Wednesday, February 6, 2008
No Place for a Son of Zionism
By Michelle Nevada
There is a shortage of soldiers in Israel right now, and the truth is, historically, many of the soldiers who help fill out the ranks in Israel are from families of religious Zionists in Galut. In the last estimate of numbers from the IDF, those who come from Galut represent 10 percent of the corps.
I’m not sure when the calculations were made, but I am afraid that there are now, and probably will be in the future, far fewer IDF troops from Galut, and I don’t see that number increasing unless the Israeli government wakes up to the new situation in the Jewish world--brought about, entirely, by the government’s short-sightedness, their lack of good judgment, and their absence of integrity.

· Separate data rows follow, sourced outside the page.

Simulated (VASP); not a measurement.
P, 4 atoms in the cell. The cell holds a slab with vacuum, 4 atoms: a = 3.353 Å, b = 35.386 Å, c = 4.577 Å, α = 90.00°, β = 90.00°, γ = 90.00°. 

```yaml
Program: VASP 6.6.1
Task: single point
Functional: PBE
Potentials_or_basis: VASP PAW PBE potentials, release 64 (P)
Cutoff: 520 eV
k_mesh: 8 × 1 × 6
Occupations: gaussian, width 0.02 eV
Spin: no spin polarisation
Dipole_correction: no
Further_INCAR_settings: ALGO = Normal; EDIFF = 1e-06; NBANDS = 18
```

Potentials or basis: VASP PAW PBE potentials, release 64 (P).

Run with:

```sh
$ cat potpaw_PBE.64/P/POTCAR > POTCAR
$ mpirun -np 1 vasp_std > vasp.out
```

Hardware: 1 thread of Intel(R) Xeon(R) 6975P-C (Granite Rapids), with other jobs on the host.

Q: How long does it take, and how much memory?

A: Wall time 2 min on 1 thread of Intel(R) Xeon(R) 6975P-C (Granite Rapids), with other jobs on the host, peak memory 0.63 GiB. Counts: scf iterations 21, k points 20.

Right now, mothers like me are being approached by our sons who are ready to graduate from high school, and they are asking us: "Ima, do you think I should spend a year in the IDF?"
Before Gush Katif, I assumed my sons would go into the IDF. I raised my sons to see Israel as their most important priority, and my assumption had always been that they would go into the IDF after high school. The IDF was the obvious place for them to go to defend our Holy Land, mature, grow into men, learn Hebrew, perhaps meet a nice girl, and connect to Israel in a way that might lead to aliyah. Even if I couldn’t be in Israel, I constantly lectured to them, that didn’t mean they shouldn’t be there.
These were the Zionist ideals that were so clear in their upbringing that they needed no permission from me to assume them. My sons knew what was expected.
But then the Israeli government made a huge mistake. Not only did they decide to destroy the Jewish communities in Gaza and Amona, they decided to use IDF to do their dirty work. At that moment, a bastion of Zionism, that wholesome place where religious Zionist mothers sent their religious Zionist boys to defend Zion no longer existed. The IDF had been replaced by a brutal gang of anti-Zionist thugs who were bent upon the destruction of the homes of loyal religious Zionist families.
My children and I watched the television with disgust and anger as we witnessed the hatred of the Israeli government for their own people play out in Gush Katif and Amona. We sat, incredulous, as we saw cages lowered onto rooftops in order to trap loyal religious Jews like animals. We cried to see synagogues thrown under the treads of tanks and bulldozers. We marveled at the determined faces of young men and women intent upon prayer with their legs locked for the Amida, as they were dragged into trucks by our former heros, the IDF. Those who had once been the face of Zionism had been reduced to political pawns.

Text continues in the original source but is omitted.